As you can see. I want to add data in my orginal file via a reference table (e.g. via table creator). Search criteria is only a part of a string.
The rule must be something like that.
If you find “*green*” in Column A add “green” in column B and “101” in column C
If you find “*black*” in Column A add “black” in column B and “102” in column C
If you find “*white*” in Column A add “white” in column B and “103” in column C
If you find “*blue*” in Column A add “blue” in column B and “104” in column C
If you find “*yellow*” in Column A add “yellow” in column B and “105” in column C
If you find “*red*” in Column A add “red” in column B and “106” in column C
Hi @AndreP , depending on just how much data you’d really have, this is one possible solution. It involves joining every row of your reference data with every row on you sample data table using a cross join.
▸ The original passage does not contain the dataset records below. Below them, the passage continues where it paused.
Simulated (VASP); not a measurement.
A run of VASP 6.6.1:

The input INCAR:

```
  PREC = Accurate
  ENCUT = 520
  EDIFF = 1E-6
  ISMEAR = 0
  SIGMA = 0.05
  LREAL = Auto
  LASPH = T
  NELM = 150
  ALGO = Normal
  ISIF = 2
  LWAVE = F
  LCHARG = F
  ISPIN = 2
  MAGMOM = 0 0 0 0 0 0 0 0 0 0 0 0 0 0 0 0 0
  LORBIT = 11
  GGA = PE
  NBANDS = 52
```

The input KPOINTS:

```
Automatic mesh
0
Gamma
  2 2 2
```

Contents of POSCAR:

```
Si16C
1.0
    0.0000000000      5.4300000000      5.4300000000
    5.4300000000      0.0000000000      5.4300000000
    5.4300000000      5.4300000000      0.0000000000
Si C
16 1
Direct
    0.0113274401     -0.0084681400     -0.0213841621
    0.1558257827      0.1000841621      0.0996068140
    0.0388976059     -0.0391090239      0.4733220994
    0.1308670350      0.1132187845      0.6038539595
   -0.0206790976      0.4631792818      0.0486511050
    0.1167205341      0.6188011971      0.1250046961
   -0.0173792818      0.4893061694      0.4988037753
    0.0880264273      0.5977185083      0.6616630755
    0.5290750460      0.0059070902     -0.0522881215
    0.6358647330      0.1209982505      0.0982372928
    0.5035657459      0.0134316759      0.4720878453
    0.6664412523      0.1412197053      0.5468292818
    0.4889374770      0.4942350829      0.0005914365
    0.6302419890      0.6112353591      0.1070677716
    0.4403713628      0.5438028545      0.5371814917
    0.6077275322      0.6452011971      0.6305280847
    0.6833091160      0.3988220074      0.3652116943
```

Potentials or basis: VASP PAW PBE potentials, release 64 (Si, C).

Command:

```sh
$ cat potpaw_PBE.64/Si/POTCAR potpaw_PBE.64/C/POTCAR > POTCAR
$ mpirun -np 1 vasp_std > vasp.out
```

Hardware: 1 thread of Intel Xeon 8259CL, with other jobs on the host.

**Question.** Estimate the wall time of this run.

After that, a rule can be used to say for each row "is the ‘standard’ column contained in the text of ‘Column A’. Filter out those rows that don’t match, and then filter and rename the columns that you have remaining.
There are variations that could be done on this workflow in terms of how “Column B” gets created (I do it in the Column Expressions node, but the Column Expressions could simply return a “Y/N” flag, and then you’d filter on that and rename Standard to Column B. )
I also found an alternative using somewhat more “exotic” nodes…
I’d imagine this might work be less resource hungry if you have large data sets (cross joins can get very memory hungry if you have large numbers of rows in both tables). I’ve not played with Documents and Dictionaries in Knime before so there might be some shortcuts to this, but it’s a start!
even better as you don’t have to use GroupBy node and convert rules to flow variable. And additionally you can simplify expression in String Manipulation node and define output column in Rule Engine (Dictionary) node. Nice one
One more addition I’d like to propose: the Rule Engine will read the rules from top to bottom, so if more than one rule could apply, only the first rule would be applied. Let’s say I’d add “black & yellow by wiz khalifa” to the sample table, you’d want to see matches for “black” and “yellow”. You can use a loop that feeds one rule after another into the Rule Engine, so each rule will be treated equally, and remove rows without any matches.
If you want to do math with the assigned values (e.g. calculate sum or mean of each group via a GroupBy node), you’d probably want to change the String Manipulation node’s content to join("$Column A$ LIKE \"*", $Standard$, "*\" => ", $Code$), so the result would be an integer. That’s what I’ve done in the workflow below:
@G47_2 , that’s great. I added a slight mod to yours [your first post], for the benefit of the OP to get the full result back as per the Column A,B,C but both your and @ipazin’s workflows have provided new insights, which is what this is all about!